Content marketing isn’t just a buzzword.
What is content marketing? Why is content marketing becoming more important?
Brooke: Content marketing has been around forever, even before television. Newspaper ads were used to sell products and they used content marketing to pique interest and guide the buying experience.
Gerry: People are so connected to technology these days. That is the reality and that is where people are absorbing and digesting content.
Jamie: The process for digesting content will ever evolve.
Gerry: The vehicle for delivering content has changed.
Brooke: We will always look for content to consume. That’s how we learn, grow, buy houses, put things together, research, etc.
Jamie: In growing with and understanding technology there will always be a learning curve. Small businesses don’t understand what content marketing is. Explaining that search engines want to send their searchers to places that are trustworthy, so you give search engines and your audience content that is relevant, accurate and timely.
Brooke: Clients will say, “I have a website. Why isn’t my content working?” And I’ll ask how long they’ve had the content on their current site? 18 years? Content needs to be new, fresh and consistently presented. You really can’t have a successful social media campaign without good content, so it all starts with content.
Gerry: You can pinpoint data through analytics now, which changes the game. Now you have an ability to gain an advantage. Small businesses who understand the power of content can stay ahead of the curve.
Brooke: Snackable bites derived from their current e-books or white papers are good, but you have to attract new leads.
Gerry: The buzzword for me is “funnel”. Once you throw something out there, you have to do something with it. Move them through the funnel. SEO work is the stuff that happens behind the scenes, like an iceberg you only see from the top, or like the duck paddling feverishly below the water. Small businesses give us freedoms once we earn their trust.
Brooke: With smaller clients and businesses, you can test and maneuver easier and quicker. It becomes more fun. Whereas the corporate clients require feedback from big departments like legal, accounting, HR, etc. and they’re all their own silos. The great thing about the smaller business clients, is they let us go off leash with our marketing ideas and tactics. It’s like street learning.

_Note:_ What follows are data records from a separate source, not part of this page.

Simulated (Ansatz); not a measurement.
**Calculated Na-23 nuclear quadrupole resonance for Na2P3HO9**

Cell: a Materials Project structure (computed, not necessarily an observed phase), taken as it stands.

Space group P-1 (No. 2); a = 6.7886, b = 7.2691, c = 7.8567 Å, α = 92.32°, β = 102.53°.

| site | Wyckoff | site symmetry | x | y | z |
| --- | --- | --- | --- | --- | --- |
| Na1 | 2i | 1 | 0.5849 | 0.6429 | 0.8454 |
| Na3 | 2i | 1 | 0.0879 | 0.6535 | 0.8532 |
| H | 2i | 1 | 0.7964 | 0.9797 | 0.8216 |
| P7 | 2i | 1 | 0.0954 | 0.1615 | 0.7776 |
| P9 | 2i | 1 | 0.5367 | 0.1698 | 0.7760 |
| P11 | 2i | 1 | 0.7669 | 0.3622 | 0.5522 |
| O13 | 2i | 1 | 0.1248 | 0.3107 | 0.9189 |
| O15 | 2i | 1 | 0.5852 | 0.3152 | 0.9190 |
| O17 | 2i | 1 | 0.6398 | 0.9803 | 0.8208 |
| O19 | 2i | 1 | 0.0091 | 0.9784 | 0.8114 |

Jamie: The term “Off-Leash”™ (a term coined by Gerry Michaels) is perfect when discussing what we do (or what we want to be) for small business marketing. There is a reason I started my own business and that’s generally because I don’t necessarily want to be a part of a corporate giant employment situation again. I love the testing of ideas and analyzing results to get to a fine plan of what works. But the “what works” part changes. So you have to keep testing ideas. It’s an awesome process.